US 12,443,829 B2
Neural network processing method and apparatus based on nested bit representation
Seohyung Lee, Seoul (KR); Youngjun Kwak, Seoul (KR); Jinwoo Son, Seoul (KR); Changyong Son, Anyang-si (KR); Sangil Jung, Suwon-si (KR); Chang Kyu Choi, Seongnam-si (KR); and Jaejoon Han, Seoul (KR)
Assigned to Samsung Electronics Co., Ltd., Suwon-si (KR)
Filed by SAMSUNG ELECTRONICS CO., LTD., Suwon-si (KR)
Filed on Aug. 12, 2019, as Appl. No. 16/537,752.
Claims priority of application No. 10-2018-0165585 (KR), filed on Dec. 19, 2018.
Prior Publication US 2020/0202199 A1, Jun. 25, 2020
Int. Cl. G06N 3/063 (2023.01); G06N 3/045 (2023.01); G06N 3/08 (2023.01)

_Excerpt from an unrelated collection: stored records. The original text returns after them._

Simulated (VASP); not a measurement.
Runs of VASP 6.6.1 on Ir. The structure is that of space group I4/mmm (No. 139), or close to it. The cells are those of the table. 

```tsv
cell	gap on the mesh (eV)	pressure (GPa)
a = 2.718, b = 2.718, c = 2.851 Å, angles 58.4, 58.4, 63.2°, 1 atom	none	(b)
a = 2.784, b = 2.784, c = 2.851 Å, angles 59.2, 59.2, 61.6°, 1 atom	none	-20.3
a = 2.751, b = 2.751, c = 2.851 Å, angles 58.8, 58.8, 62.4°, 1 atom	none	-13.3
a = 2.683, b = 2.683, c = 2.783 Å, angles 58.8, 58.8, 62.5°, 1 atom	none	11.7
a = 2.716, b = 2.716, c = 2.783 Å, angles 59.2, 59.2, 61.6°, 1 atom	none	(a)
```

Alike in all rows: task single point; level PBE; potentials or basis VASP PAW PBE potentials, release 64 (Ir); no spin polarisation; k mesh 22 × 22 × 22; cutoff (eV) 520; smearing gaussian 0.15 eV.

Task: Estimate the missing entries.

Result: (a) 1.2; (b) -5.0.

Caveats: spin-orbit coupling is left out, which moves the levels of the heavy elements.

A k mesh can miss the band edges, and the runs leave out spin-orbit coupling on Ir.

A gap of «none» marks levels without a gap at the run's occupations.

CPC G06N 3/063 (2013.01) [G06N 3/045 (2023.01); G06N 3/08 (2013.01)] 9 Claims
OG exemplary drawing
 
1. A processor-implemented training method, comprising:
executing an iterative process, by one or more processors, with training data and an in-training first neural network, configured to perform a first task, to generate a trained first neural network, configured to perform the first task and a second task different from the first task, that has a trained first layer including trained first weights that each have a first bit-width corresponding to a first precision, the iterative process including:
quantizing in-training first weights, having the first bit-width of an in-training first layer of the in-training first neural network to generate second weights of a first layer of a second neural network, that have a second bit-width that is less than the first bit-width;
executing the second neural network using the second weights, including applying the training data to the first layer of the second neural network and determining loss values, corresponding to the second task, of the first layer of the second neural network;
updating the in-training first weights of the in-training first layer of the in-training first neural network based on the determined loss values; and
performing, for each of the updated in-training first weights, a quantization of a corresponding updated in-training first weight of the updated in-training first weights to generate a corresponding first weight of the trained first weights that includes a nested second weight having the second bit-width that shares bits with the corresponding first weight,
wherein the updating of the in-training first weights comprises updating the in-training first weights of the first bit-width based on statistical information of loss gradients corresponding to the determined loss values,
wherein the updating of the in-training first weights further comprises calculating the statistical information by assigning a high weighted value to a loss gradient corresponding to a weight for which a high priority is set among the second weights of the second bit-width, and
wherein the nested second weight is nested in the corresponding first weight and stored in a same memory space.